MONROE — A former small town police chief is accused of systematically drugging and sexually assaulting a former girlfriend, all the while leading her to believe he was protecting her with the help of a secret society of law enforcement officers known as The Family.
A “long, elaborate ruse” is how Snohomish County deputy prosecutor Michelle Rutherford described the allegations.
An Everett District Court judge has found the accusations made in a 10-page police report credible enough to require $500,000 bail. The document alleges a high degree of manipulation through a series of deceptions. It included an attempt to frame a co-worker for the woman’s drug-induced illnesses.
Robert C. Lindsay, 45, was once the police chief of the Rainier Police Department in southwest Washington. He worked there from 1999 to 2004. He also had brief stints with the Asotin County Sheriff’s Office and Mossyrock Police Department in 2004 and 2005. His lawyer last week told Judge Tam Bui that Lindsay had “”a long history in law enforcement — 18 years.” Now, he’s locked up in the Snohomish County Jail.
Monroe police arrested him last week for investigation of domestic violence rape and assault with sexual motivation. The woman also has obtained a protection order against him.
His former girlfriend brought her suspicions to police Feb. 12, two months after she said she ended a relationship with Lindsay, with whom she has a young child. He’d once been her supervisor at a King County driving school business.

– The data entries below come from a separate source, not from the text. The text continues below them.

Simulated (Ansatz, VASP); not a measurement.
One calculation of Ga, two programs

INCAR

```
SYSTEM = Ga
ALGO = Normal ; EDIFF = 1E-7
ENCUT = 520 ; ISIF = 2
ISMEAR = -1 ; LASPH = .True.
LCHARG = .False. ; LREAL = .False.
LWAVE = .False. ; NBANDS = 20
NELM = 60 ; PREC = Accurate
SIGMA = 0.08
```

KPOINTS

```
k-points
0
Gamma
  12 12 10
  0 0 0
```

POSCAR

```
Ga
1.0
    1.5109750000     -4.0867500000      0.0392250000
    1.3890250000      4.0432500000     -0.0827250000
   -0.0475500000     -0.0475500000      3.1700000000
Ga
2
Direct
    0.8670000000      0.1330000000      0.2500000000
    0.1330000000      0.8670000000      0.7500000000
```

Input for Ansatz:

She described how she believed he was tracking her movements through an app, and also would go into her home without permission when she was at work. She suspected that he’d spiked her coffee and wine with drugs, as well as electrolyte drinks that he allegedly told her would make her feel better.
She told a detective that Lindsay gave her a coffee as he drove her to work on Jan. 11. She said the drink made her feel tingly and high and caused her heart rate to jump.
That evening, she said Lindsay came to her Monroe home to discuss his business ventures and brought a bottle of wine with a screw top. That drink also left her reeling. When Lindsay allegedly brought her a glass of water, it tasted “as if she was chewing on aspirin.” Things around her became blurry.
Her condition worsened. She recalled how she was aware of what was going on but felt “paralyzed,” and could not get up off the floor or into bed by herself.
She said she asked Lindsay to call 911, but he allegedly told her if he did her children could be taken away. She said she also asked him to call her mother, but reportedly was told, “You need to do whatever it takes to keep your mom out of this house.”
She alleged that Lindsay attempted to have sex with her, but eventually gave up after she resisted and screamed.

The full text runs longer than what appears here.